REBOL-EVAL-ONE takes a list of REBOL expressions and returns two values: the value of the leftmost expression in the list, and the list of remaining expressions.

(defun rebol-eval-one (expr-list environment)
  (if (null expr-list)
      (values nil nil)
      (let ((head (car expr-list)))
        (etypecase head

          ((or number string) (values head (cdr expr-list)))

          (symbol
           (case head

             (define
              (let ((name (cadr expr-list)))
                (multiple-value-bind (value tail) (rebol-eval-one (cddr expr-list) environment)
                  (environment-define! environment name value)
                  (values name tail))))

             (if
              (multiple-value-bind (pred tail) (rebol-eval-one (cdr expr-list) environment)
                (values (rebol-eval-sequence (if (null pred)
                                                 (cadr tail)
                                                 (car tail))
                                             environment)
                        (cddr tail))))

             (lambda
                 (values (make-instance ’closure
                          :arguments (cadr expr-list)
                          :body (caddr expr-list)
                          :environment environment)
                  (cdddr expr-list)))

             (otherwise
              (let ((value (lookup environment head)))
                (if (typep value ’applicable)
                    (rebol-eval-application value (cdr expr-list) environment)
                    (values value (cdr expr-list)))))))))))

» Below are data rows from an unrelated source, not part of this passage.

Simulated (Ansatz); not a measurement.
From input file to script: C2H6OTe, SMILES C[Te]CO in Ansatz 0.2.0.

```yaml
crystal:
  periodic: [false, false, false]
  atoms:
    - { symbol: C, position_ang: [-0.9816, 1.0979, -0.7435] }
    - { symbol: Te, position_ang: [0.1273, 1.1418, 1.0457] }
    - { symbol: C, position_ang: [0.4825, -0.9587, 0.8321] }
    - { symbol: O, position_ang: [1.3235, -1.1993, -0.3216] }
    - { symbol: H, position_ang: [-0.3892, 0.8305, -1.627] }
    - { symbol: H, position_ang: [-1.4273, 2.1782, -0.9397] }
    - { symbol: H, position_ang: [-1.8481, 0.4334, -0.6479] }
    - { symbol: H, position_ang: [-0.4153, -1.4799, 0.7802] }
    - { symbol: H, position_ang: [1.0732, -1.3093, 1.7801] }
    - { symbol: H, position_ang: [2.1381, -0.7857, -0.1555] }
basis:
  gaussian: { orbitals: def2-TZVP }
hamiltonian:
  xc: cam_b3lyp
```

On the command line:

If the leftmost symbol evaluates to something applicable, we find out how many arguments are needed, gobble them up, and apply the applicable:

(defun rebol-eval-n (n expr-list environment)
  (if (zerop n)
      (values nil expr-list)
      (multiple-value-bind (value expr-list*) (rebol-eval-one expr-list environment)
        (multiple-value-bind (values* expr-list**) (rebol-eval-n (1- n) expr-list* environment)
          (values (cons value values*) expr-list**)))))

(defun rebol-eval-application (function expr-list environment)
  (multiple-value-bind (arglist expr-list*) (rebol-eval-n (arity function) expr-list environment)
    (values (rebol-apply function arglist) expr-list*)))

(defun rebol-apply (applicable arglist)
  (etypecase applicable
    (closure  (rebol-eval-sequence (closure-body applicable)
                                   (extend-environment (closure-environment applicable)
                                                       (closure-arguments applicable)
                                                       arglist)))
    (function (apply applicable arglist))))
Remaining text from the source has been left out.